ENCINITAS — It’s not easy to find Tim Calver’s Europa Avenue home.

That’s because it really isn’t on Europa.

The Calvers live along an alley just west of Coast Highway that bears a Europa Avenue address. While finding the home can be a pain, Tim Calver said that is the least of his family’s concerns, and for others who live along the stretch of alleyway.

Less than 100 feet away from his property is the back of a busy pizzeria with an outdoor patio, which gets packed with boisterous customers late into the evening hours and disturbs the family’s peace and quiet.

Delivery trucks making their rounds idle in the alley that serves as their primary ingress and egress, sometimes blocking the cars of the family and customers of his wife Carrie’s small home massage business.

And most recently, the city approved a request by a private club moving into the peach colored building to serve alcohol to its members, a request vociferously opposed by the neighbors.

Calver and his fellow neighbors are fed up, and have demanded the city do something about the clashes between residential life and commercial demands along the Europa alley, which he said should not be treated like an alley at all.

“The city needs to change the rules and start treating the alley more like a street,” the high-school journalism teacher said. “Because that’s what it is,” he added.

Alley wars 

The alley wasn’t always an alley. Decades ago it was known as Flora Street before the street was abandoned and converted to its current status.

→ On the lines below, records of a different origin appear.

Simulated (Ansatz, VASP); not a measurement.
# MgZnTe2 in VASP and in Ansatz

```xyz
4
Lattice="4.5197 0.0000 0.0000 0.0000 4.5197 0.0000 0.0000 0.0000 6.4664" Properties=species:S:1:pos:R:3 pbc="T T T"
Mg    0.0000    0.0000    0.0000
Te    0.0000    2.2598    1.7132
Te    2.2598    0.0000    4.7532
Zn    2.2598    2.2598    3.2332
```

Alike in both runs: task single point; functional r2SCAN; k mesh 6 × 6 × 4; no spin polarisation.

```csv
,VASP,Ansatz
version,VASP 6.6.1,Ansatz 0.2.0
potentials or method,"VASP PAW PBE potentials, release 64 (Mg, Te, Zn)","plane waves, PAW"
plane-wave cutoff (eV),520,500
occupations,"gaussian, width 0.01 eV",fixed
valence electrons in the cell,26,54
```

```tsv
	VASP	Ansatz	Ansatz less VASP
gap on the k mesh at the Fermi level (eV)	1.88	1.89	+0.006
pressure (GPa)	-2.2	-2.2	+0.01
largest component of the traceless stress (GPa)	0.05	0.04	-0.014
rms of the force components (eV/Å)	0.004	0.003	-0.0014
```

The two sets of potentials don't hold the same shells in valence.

While commercial and residential have always existed on both sides of the alley, residents contend that the clashes between the two were kept at bay by the types of businesses that were in the commercial spaces; quaint restaurants and low-key shops that came to be synonymous with the laid-back vibe Leucadia was known for.

But things in recent years have changed, as many of the venerable vendors and businesses along Coast Highway 101 have closed up shop, and have given way, in some cases, to busier restaurants, bars and other businesses.

Calver points to the end of the recession as the start of the change.

“Once that happened, morals went out of the way, and greed began to dictate the decision making,” Calver said.

Kathleen Lees, a longtime Leucadia resident and a member of the Leucadia-Encinitas Town Council, said the newer businesses have created greater strains on that balance, from larger delivery trucks to noisier patrons.

“Rather than having little businesses or maybe houses, they (the city) are having large businesses with trucks…that block the street,” she said.

The Leucadia Specific Plan actually requires businesses to have a delivery area if the business has underground parking, but because of flooding concerns those areas have to have a hump to control the flow of water during rain events. That hump renders the delivery area unusable for larger trucks, sending them to the alley, where they are legally allowed to idle for 20 minutes, Lees said.

The same issues arose in November, when residents appealed the Planning Commission’s approval of a commercial-residential project known as “The Beacon’s.”

From a practical perspective, Calver said the impact of trucks stopped in the alley can be as minor as an inconvenience, such as blocking a vehicle of a resident who is trying to make it to work, or potentially life threatening.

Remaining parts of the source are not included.